Friday, Aug. 19, 1966

Poifect

"I've never looked forward to nothing; I always wanted to be something," mused Brooklyn's Barbra Streisand last week. "Now I want to be nothing." That is because motherhood is calling, and so Streisand is quitting the stage temporarily. The baby that she refers to as "Kid" is due in December, after which she will report to Hollywood to begin filming Funny Girl. But before taking her maternity leave, Barbra had to say goodbye to her worshipers with a concert tour of stadiums in Newport, Philadelphia, Atlanta and Chicago.

Modified Mia. The windup last week took place in Chicago's all-but-unplayable Soldier Field. The stage was plant ed on the 10-yd. line. The crowd of 14,220 people curled back and up into the end-zone stands like one big paying claque. Yet there was not a heckle of complaint about the low-fi sound, and plenty of uproarious laughter at even her simplest lines. A whistle whined from the neighboring railway yard. "My God!" she cried. "It's got poifect pitch."

Barbra couldn't sing a clinker either. Any Place I Hang My Hat Is Home brought tumult. He Touched Me touched everybody. Autumn Leaves, in French yet, wowed 'em, and People knocked 'em out. For encores she wailed her tearful Happy Days Are Here Again and, patting her bulging tummy, crooned Silent Night. And that was that. With thunderous cheers chasing her, Barbra tripped backstage to her house-trailer dressing room. There, in a symbolic act, her private hairdresser sheared her customary complicated coif into a modified Mia Farrow cut that Barbra could tend herself. Then she headed home in her chartered Aero Commander jet.
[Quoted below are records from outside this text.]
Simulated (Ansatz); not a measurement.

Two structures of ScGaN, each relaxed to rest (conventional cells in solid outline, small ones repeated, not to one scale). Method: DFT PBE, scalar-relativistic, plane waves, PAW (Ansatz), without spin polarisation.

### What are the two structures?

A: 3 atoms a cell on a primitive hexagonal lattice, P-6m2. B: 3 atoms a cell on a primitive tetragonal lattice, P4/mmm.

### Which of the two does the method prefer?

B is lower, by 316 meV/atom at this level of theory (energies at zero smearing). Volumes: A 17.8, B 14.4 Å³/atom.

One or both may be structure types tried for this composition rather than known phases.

Home for a while will be a handsome rented beach house at Sands Point on Long Island Sound. After she unwinds, she will have to face up to hunting for larger winter quarters. She will also be taking instruction in natural childbirth. Inescapably, she frets constantly about herself. She admits that her private world is too small. She knows from nothing about Viet Nam or black power. About all she reads regularly are her own reviews and (since she made the best-dressed list) pertinent clips culled from Women's Wear Daily.

Royal Nightmare. Not much else has changed for Streisand since she became the Funny Girl. Success hasn't spoiled her. It hasn't even convinced her. She got rave reviews and an S.R.O. Funny Girl run in London, but she was nightmarishly maladroit when she met Princess Margaret. Arriving late at the receiving line, she apologized to Her Royal Highness: "I got screwed up." She still worries that her cult of followers will desert her. "Barbra," says her producer-actor husband, Elliott Gould, "is the kind of person who is hurt if her puppy walks past her."

If her picture is a hit, Streisand may finally become assured of her talent. To the Brooklyn girl who didn't see Manhattan until she was 14, the "something" she has always wanted is not to be simply a smash on the West End or Broadway. "To me, being really famous," she says, "is being a movie star."